Basic Derivative Formulas (no Chain Rule)

The Chain Rule is going to make derivatives a lot messier. So cherish the videos below, where we'll find derivatives without the Chain Rule. If, however, you're already into the Chain Rule, well then you'll need to check out the Chain Rule chapter, where we'll repeat all these rules except with examples that involve the chain rule as well!

Derivatives of Polynomials (The Power Rule)

This is the first derivative you learn, and the easiest. Just put the old power out front, and reduce the exponent by one. But what about negative exponents? And constants? All is covered here. Just take it one term at a time, man.

Derivatives of Roots & Radicals

Again, if you need the chain rule, that's for a later chapter. However, this video covers the strategy you'll always use when you're taking the derivative of some junk under a square (or cube) root, and that strategy is this: convert it to a fraction exponent and use the power rule! The power rule is awesome.

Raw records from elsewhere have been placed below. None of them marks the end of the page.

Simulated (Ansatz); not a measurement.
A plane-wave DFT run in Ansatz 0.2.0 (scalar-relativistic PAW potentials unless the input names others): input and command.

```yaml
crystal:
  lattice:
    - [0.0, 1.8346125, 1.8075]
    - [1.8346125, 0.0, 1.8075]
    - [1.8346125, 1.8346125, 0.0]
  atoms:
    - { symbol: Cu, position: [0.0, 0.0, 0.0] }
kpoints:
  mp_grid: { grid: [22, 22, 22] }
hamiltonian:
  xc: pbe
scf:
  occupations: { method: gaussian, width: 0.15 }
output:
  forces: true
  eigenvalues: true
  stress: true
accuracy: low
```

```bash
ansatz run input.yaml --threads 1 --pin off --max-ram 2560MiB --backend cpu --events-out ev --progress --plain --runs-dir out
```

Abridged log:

Difficult Power Rule Problems

The hardest power rule problems involve the chain rule, which we'll save for the Chain Rule chapter. Instead, in this video I cover a bunch of problems that look like they'd be power rule problems, except you can use algebra (FOIL, fractions, etc.) to reduce them to polynomials first. Because let's face it, your best friend in calculus is the power rule, but your second-best friend is "avoiding the quotient rule."

Derivatives of Trig Functions

Just the basic formulas. Without the Chain Rule, Product Rule, or Quotient rules we can't get too crazy with these things. But that's why we're looking at these now, so you can see them without the craziness that is the Chain Rule. (Can you tell I meet a lot of students who are getting crushed by the Chain Rule?)